Cyprus Mail
Guest ColumnistOpinion

Israel’s E1 plan threatens the future of the Palestinian people

israeli settlers walk past structures that were erected for a new jewish seminary school, in the settler outpost of homesh in the israeli occupied west bank
Israeli settlers walk past structures that were erected for a new Jewish seminary school, in the settler outpost of Homesh in the Israeli-occupied West Ban

By Abdullah Attari

The Israeli government is at it again, actively discussing the construction of thousands of illegal settlement units as part of a massive settlement expansion scheme known as E1.

Though Israeli construction in the East Jerusalem area has supposedly been halted under international pressure, the Israeli government has found ways to keep the plan alive. It has done so through the constant expansion of the various settlements in the name of “natural expansion”, the confiscation of Palestinian land and the ruthless yet routine demolition of Palestinian homes.

But why does the US, Israel’s main defender and benefactor, oppose, at least verbally, the construction in E1, while turning a blind eye to illegal construction throughout the West Bank? The answer lies in the fact that E1 will further expand Jerusalem’s municipal boundaries, minimising any Palestinian demographic presence in the city (from the current 42 per cent to about 20 per cent) and prejudicing any political solution that includes East Jerusalem.

East Jerusalem is a Palestinian city, occupied by Israel since the June 1967 war. It is recognised by the UN and international law as part of the Occupied Territories. Israel should have neither legal rights nor jurisdiction there.

Washington, which rarely cares about the rights of Palestinians, is concerned that, without East Jerusalem as part of the political equation, any discussion of a “two-state solution” will become forever obsolete.

In other words, the US is more worried about the political, not territorial, consequences of the Israeli decision. Indeed, America’s entire political programme in Palestine and Israel is situated within the two-state solution template. Without it, Washington’s role would cease to serve any purpose.
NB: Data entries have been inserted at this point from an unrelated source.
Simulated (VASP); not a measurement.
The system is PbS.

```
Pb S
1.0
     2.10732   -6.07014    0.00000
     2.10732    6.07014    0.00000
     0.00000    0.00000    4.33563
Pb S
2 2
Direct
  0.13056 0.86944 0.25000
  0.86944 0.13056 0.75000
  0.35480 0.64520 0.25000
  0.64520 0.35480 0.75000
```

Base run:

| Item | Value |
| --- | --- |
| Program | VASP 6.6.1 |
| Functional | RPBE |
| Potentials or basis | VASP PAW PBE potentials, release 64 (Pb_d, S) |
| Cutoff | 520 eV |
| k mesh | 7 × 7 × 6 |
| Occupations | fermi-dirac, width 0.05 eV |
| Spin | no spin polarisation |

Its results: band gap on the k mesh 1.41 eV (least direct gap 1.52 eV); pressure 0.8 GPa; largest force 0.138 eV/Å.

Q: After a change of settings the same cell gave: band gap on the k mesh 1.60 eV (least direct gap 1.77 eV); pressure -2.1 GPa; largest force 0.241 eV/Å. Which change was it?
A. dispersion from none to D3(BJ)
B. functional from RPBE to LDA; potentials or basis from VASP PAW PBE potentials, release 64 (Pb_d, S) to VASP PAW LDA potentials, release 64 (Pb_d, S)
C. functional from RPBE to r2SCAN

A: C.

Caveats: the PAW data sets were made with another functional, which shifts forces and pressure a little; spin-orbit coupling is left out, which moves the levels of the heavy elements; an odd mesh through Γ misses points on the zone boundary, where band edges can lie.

This is why US Secretary of State Antony Blinken criticised Israeli settlements during his speech to the American Israel Public Affairs Committee last week. Though he covered the habitual US commitment to Israel’s security, describing it as “nonnegotiable” and “ironclad”, he also warned against “any move toward annexation of the West Bank … disruption of the historic status quo at holy sites (and) the continuing demolitions of homes.” These steps, and more, will “damage prospects for two states”, the cornerstone of US foreign policy in the Middle East.

Israel, on the other hand, is not interested in a two-state, one-state or any “solution” to its military occupation and apartheid in Palestine. Instead, Tel Aviv is working toward a specific end: A formula of permanent domination, one that would satisfy its quest for “security”, demographic superiority and “defensible” borders.

It matters little that Israel’s vision for its own borders is largely inconsistent with international law. All that matters to the current government — in fact, all Israeli governments — are the “national interests” of the country’s Jewish population, whose future has been linked to the crushing of the political aspirations and civil rights of the country’s native inhabitants.

Jerusalem’s particular significance stems from two factors: Its historical, spiritual, economic and administrative centrality to all Palestinians and the fact it has been the holy grail of Israel’s settler colonialism in Palestine for the last 75 years.

Israel’s motive in the Palestinian city is maximum land with an absolute Jewish majority. For this to take place, much work has to be done; namely, ensuring the territorial continuity between the massive illegal Jewish settlement of Ma’ale Adumim and Jerusalem.

Israel’s motives are not a secret. A long report by the Zionist Jerusalem Centre for Public Affairs champions and illustrates Tel Aviv’s objectives in detail. The report warns against allowing “security and urban discontinuity between Jerusalem and Ma’ale Adumim, or the reversion of Jerusalem to a border-town status … that would preclude the city’s eastward development.”

The reference to “eastward development” is particularly dangerous, as many illegal Jewish settlements have been deliberately planted in various parts of the West Bank, all the way to the Jordan Valley, for the sole purpose of linking them up, thus dividing the West Bank into two main regions, south and north.

Considering the current administration and “security” divisions of the West Bank, a major territorial division would deny Palestinians any sense of physical continuity, let alone statehood. In other words, apartheid would become permanent and, from Israel’s perspective, sustainable.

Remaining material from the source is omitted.